Hardly a year later, as The Electric headed off to Dublin as contenders for Best Casual Dining award at the 2011 Restaurant Association of Ireland Awards, the naysayers had their answer. But, by then there were plenty of converts who had no need of national nominations to start hymning the praises of the city’s hottest new eating establishment.
There are any number of ways to approach The Electric’s philosophy for success. To begin with, it is a devilishly professional operation right down to the dedicated reservation line including a unique code for each booking. Yet professional does not come at the exclusion of personality – staff are efficient, informed yet very friendly, a pattern that begins at the bar downstairs.
Housed in a beautifully renovated Art Deco building, alongside a little park next to the river Lee, it would be hard to ask more of a location. The bar downstairs is very pleasantly outfitted if not entirely original but it has been thoughtfully laid out. The lunchtime operation, serving lovely homemade soups and fine doorstep sandwiches, flows ever so smoothly around the central bar.
But what truly marks out The Electric as one of those particularly special venues is the upstairs room – open, spacious, airy, windows rising from the wooden floor all the way up to the high ceiling, letting in light and the ennervating hustle and bustle of the city outside. It’s a lovely room to be in and sets the scene before a menu is even produced.
The food itself is a bit of a balancing act – with the economic realities in mind, a degree of realism had to prevail – but it seems to have been very successfully achieved to date, judging by the hugely varied clientele alone. Chef Kevin O’Regan’s strong commitment to primarily using good, local produce is equally important. A burger may be old hat to some but if it is made, as it is here, with good quality beef with the right amount of seasoning and fat, then it’s an old school pleasure worth revisiting. And there is no dishonour in doing old school as long as it is done with the best of intentions.
But O’Regan’s heart plainly aches to visit new territories and the good thing about The Electric is he is given room to roam. Downstairs in the bar, tapas are available all day long, and that Spanish influence frequently rears its head upstairs as well. A recent visit uncovered a revalatory take on a Spanish classic, Callos, a stew of tripe, chorizo and chickpeas.
But O’Regan’s take is lighter, frying the strips of tripe in a crispy batter, along with some very spicy chorizo, some nutty chickpeas and fresh young kale. It’s an unshowy dish but so perfectly balanced, each ingredient wonderfully complementing the next. Some might long for this type of thing throughout the menu but it makes for a far broader church and a much livelier party if there’s ample choice for all manner of palates.

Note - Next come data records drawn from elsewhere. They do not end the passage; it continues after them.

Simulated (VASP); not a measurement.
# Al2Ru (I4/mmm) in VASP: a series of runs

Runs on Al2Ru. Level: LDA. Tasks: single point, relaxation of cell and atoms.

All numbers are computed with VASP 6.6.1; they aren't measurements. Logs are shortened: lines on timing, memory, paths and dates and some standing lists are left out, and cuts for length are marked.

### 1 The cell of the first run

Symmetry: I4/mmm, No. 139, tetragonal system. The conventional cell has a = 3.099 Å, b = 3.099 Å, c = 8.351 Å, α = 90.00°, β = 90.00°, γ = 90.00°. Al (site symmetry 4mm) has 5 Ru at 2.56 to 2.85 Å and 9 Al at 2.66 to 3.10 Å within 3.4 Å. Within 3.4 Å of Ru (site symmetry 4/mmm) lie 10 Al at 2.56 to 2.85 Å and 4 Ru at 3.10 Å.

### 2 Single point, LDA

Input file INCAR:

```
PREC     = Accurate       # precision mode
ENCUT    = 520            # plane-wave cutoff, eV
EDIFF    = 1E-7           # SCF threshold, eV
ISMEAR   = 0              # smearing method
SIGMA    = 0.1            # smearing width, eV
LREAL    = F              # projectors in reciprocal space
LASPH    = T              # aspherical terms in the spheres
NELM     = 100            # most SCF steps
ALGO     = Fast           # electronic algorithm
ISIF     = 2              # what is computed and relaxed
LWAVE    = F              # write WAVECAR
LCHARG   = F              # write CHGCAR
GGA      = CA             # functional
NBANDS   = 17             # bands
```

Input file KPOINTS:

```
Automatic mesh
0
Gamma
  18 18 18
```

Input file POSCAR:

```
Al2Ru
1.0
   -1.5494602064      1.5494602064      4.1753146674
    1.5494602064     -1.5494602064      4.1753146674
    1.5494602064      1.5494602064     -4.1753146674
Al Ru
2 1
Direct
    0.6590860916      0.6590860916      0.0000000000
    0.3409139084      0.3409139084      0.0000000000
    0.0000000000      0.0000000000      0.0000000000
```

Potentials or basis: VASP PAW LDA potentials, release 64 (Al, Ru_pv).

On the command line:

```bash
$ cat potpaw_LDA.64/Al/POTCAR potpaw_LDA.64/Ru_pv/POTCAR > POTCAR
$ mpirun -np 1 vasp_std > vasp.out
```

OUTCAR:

The wine list is uncomplicated but well-thought out and offers decent choices at equally decent prices. Neither is it a case of merely trotting out the usual suspects– a Pegos Claros Palmela 2008 from the less-favoured Portugal was a very nice wine, fruity, floral, warmly spiced and at just twenty euro, perfectly priced to encourage a bit of experimentation. Perfectly priced to encourage a bit of experimentation? That rather sums up The Electric itself!